Websites that adapt to changing energy levels


What makes a good website? Ask a designer and they might talk about established principles for building intuitive, aesthetic, accessible sites. Keeping aside individual user experiences, if we a take the whole of the web into account, particularly its global energy consumption, another metric becomes apparent. What is the energy cost of a webpage whizzing past the cables, criss-crossing the planet, going from servers to clients? Ūrjā is a project that considers energy consumption as a parameter for the design of the web.

Solar Protocol is a global network of volunteer-run servers powered by solar energy. These servers hold the same information butcommunicate with each other over public APIs to determine which server has the most energy at any moment in time & hence should become the active server. In effect, these servers share their workload, handing off responsibility as they wait to be recharged.
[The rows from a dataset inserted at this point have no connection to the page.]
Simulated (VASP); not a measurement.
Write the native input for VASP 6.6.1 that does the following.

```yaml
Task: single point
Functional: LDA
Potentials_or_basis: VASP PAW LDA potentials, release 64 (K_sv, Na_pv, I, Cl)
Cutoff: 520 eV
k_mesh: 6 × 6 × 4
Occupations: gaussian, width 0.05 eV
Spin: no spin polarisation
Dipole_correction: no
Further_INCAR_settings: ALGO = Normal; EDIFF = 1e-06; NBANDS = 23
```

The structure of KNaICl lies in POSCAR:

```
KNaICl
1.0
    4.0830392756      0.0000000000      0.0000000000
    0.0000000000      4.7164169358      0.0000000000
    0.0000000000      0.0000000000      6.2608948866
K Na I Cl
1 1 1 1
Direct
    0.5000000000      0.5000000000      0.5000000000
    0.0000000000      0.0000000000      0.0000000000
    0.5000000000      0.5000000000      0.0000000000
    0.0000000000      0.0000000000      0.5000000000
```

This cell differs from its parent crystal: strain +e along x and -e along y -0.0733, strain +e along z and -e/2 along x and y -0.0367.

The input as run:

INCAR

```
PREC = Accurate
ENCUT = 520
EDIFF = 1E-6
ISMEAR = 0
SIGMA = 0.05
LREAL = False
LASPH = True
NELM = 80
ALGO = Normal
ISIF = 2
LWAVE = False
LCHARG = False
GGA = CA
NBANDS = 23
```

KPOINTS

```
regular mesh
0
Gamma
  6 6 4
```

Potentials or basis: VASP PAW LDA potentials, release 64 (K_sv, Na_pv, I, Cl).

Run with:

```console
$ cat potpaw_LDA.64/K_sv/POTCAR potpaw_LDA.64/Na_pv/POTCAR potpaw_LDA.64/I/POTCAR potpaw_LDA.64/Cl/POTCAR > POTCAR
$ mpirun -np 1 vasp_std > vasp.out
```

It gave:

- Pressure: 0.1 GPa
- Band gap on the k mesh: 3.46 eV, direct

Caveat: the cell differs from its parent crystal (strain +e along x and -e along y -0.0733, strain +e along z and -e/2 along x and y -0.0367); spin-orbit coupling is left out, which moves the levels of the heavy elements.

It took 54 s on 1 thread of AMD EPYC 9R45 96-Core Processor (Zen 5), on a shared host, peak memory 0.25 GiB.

In the visualisation above, I use the Solar Protocol API to fetch the voltage and current data logged by the active server over the past week. The natural cyclical pattern in solar energy becomes apparent by the rise and fall in power over time. This data is fetched in real-time and rendered as an animated graphic in high-energy use designs, shown as a static image in medium-energy, and as an ASCII diagram on the low-energy page.

Imagine that the server-client interaction is akin to a chit-chat between two people. We intuitively gauge our own & our partner's energy levels and adapt the discourse accordingly. Similarly, clients and server must assess each other's energy levels to choose a design appropriate for their capacity.